Waldorf-Astoria Hotel (with Neighbors), NYC, 2017.
Waldorf-Astoria Hotel (with Neighbors), NYC, 2017.
Waldorf-Astoria Hotel (with Neighbors), NYC, 2017.
All the pixels, excluding taxes, resort fees, and tips, at https://www.flickr.com/photos/mattblaze/32609074081/
#photography
@mattblaze@federate.social
Feel free to tell me I'm dizzy, but:
I find correctly perspective corrected images to make the buildings look top-heavy. You've got the lines straight and parallel, but what I'd want would be a perceptually realistic (yes, that doesn't mean anything: sue me) rendering. And I don't know how to do that.
I let my Canon 24 TSE II go because with the adaptor it was just too much of a clunker on a mirrorless. Sigh. So I haven't put in anywhere near the amount of effort this deserves.

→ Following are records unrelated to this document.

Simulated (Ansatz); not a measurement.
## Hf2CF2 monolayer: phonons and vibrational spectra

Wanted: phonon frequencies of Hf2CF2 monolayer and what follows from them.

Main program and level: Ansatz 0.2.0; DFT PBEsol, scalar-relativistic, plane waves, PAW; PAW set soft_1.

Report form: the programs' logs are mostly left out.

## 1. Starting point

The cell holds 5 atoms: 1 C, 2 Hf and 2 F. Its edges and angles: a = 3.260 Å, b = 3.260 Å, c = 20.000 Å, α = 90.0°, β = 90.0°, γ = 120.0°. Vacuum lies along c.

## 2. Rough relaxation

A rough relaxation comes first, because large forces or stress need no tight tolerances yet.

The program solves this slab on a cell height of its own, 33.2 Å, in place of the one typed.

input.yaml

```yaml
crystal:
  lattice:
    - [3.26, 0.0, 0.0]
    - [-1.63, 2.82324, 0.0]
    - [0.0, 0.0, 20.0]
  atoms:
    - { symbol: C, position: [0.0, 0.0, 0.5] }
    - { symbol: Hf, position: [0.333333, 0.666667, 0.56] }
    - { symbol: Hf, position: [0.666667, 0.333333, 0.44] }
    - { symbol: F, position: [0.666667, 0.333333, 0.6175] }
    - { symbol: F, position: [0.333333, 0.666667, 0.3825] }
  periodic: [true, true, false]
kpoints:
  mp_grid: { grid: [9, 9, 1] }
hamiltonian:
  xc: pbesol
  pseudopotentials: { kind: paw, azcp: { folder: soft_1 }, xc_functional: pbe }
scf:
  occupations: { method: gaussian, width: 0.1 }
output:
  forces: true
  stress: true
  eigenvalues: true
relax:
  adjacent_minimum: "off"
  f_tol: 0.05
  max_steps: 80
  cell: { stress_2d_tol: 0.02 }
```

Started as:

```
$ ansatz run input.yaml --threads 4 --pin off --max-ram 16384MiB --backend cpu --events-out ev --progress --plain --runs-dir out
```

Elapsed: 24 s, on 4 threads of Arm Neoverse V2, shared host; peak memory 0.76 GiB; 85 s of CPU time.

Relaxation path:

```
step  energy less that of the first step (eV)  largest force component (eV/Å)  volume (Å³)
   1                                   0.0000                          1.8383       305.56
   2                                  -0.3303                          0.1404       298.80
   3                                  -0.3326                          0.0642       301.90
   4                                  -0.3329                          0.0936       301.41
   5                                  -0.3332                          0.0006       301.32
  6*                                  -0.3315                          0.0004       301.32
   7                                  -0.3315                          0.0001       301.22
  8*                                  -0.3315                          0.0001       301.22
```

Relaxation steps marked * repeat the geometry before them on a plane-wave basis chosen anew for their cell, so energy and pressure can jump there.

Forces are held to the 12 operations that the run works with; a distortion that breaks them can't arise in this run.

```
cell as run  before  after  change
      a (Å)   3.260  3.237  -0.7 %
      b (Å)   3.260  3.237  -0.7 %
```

@djl I think a lot of what looks "correct" has to do with learned expectations. If you look at photos of architecture from, say, 100 years ago, the majority display carefully aligned vertical lines, because most cameras had movements that made that easy. As small cameras (without movements) became more common even in professional use, that expectation declined.
@djl Also, if you look at paintings from the same period, you often see the opposite, with highly exaggerated perspective effects that photography of the time generally avoided. (See, for example O'Keeffe's skyscraper paintings).